Going chainless with the Stringbike
At first glance, a proposal to replace a bicycle's familiar chain and cog drive with one that uses string may sound like lunacy, but that's exactly what's been done to produce the Stringbike. The system features freewheel mechanisms on either side of the rear wheel connected by polyethylene rope to a precisely positioned, symmetrical swinging arm that drives the bicycle forward. When the unit on the right is driving the bike forward, the other is being returned to its starting position and vice-versa which is said to result in greater efficiency and makes for a more comfortable, easier ride.

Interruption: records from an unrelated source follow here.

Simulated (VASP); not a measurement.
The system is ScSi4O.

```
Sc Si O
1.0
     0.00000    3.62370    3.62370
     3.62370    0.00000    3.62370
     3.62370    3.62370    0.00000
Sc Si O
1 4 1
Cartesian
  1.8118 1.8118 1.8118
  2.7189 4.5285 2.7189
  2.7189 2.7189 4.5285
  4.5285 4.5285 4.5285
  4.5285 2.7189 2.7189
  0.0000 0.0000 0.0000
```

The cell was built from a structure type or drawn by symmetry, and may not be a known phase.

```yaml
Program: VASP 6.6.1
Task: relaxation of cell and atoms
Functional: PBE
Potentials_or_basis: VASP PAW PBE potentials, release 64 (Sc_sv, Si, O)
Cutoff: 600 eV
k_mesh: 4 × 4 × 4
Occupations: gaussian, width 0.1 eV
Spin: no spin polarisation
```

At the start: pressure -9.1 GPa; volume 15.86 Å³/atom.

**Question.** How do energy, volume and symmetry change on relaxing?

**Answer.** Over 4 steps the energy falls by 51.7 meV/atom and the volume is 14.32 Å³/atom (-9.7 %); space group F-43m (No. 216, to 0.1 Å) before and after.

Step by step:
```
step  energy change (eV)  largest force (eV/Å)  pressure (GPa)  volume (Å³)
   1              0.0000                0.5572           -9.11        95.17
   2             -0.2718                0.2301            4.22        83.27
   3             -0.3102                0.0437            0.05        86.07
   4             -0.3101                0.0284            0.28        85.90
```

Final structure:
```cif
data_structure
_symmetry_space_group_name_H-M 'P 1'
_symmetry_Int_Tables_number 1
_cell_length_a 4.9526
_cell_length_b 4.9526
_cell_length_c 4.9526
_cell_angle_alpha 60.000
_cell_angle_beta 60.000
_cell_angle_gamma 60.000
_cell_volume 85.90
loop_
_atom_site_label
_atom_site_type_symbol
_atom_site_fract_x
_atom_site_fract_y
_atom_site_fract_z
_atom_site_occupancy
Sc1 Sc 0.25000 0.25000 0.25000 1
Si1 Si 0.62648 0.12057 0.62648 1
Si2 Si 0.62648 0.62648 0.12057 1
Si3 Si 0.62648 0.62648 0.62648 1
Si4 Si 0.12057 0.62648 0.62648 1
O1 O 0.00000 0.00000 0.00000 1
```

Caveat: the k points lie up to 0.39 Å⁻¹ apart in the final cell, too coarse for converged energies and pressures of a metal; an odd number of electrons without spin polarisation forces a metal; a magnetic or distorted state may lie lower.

Stringbike's roots lie in a postgraduate challenge at Budapest Technical University in the early 1990s, to think outside the box and overcome some design issues relating to chain-driven bicycles. One team proposed a chainless system involving freewheels on either side of the rear wheel, which is driven by a sophisticated wired pulley mechanism. The aim was to overcome inefficiencies of a chain and gear system – where the drive mechanism is placed on just one side of a bicycle – that have gone relatively unnoticed due to the ubiquitous nature of this design.
The design has undergone numerous changes since development proper began in 1994 and various problems led to a couple of the designers giving up and moving onto other things. Work started again in 2006 with Michael Lantos and Robert Kohlheb at the helm. Using computer-aided-design software to help iron out some of the issues, they ended up with the Stringbike you see here.
The Stringdrive system consists of a drive unit on either side of the bike frame. Each unit is positioned in mirror symmetry to the other, so when one is moving forward, the other is moving backwards. When force is applied to the pedal, the stainless steel, triangular-shaped swinging mechanism pulls on the rope and rotates a drum on the rear wheel to give forward momentum.
The system uses the kind of durable, high density polyethylene rope used in sailing. Lantos told Gizmag that the rope does have "a little elasticity, and this has been calculated in the process when the task of driving is shifted from one side of the frame to the other one." The rope has a 3mm diameter and a breaking strength of over 900kg (1,984 lbs). There are stronger ropes available, but the designers reckon that the maximum load (greatest transmission ratio, highest pedal force) on the four cords is only about 450kg (992 lbs).
The system is designed so that when one triangular-shaped eccentric disc is pulling the wheel's drum forward, the other is going backward and returning the rope to the starting position. The symmetrical system "shifts the task of driving unnoticeably from the right to the left sides and vice versa" to offer a familiar, more comfortable, experience for the rider.
The Stringdrive alternating drive system benefits from 19 different transmission ratios – the outer position gives maximum and the inner gives minimum ratios – which are selected by moving the rope wheels up and down the notch positions on the swinging arm. A major achievement with the final design is the ability to freewheel backwards.
Lantos explained: "Normally if you use two differing freewheel clutches in the rear wheel they allow rotation of the wheel in forward direction only. As no bike can be commercialized that cannot be pushed backwards, this simple-looking task had to be solved, and it was technically very difficult."
The Stringbike has undergone lots of intensive testing over the development period, "including operating in a test machine under load over 10,000 km [6,214 miles], then riding by several bikers under very different conditions." The system is sealed against weather and dirt but the rope, swinging arm and outer casing of the drums will need some attention – soiling of clothing from oil should be avoided though.
Only one manufacturer has so far been licensed to use the system, Schwinn Csepel, but actual commercial manufacture has yet to begin. Future incarnations of the system may see different transmission ratios being used on either side of the bike to cater for those who have a weakness in one leg.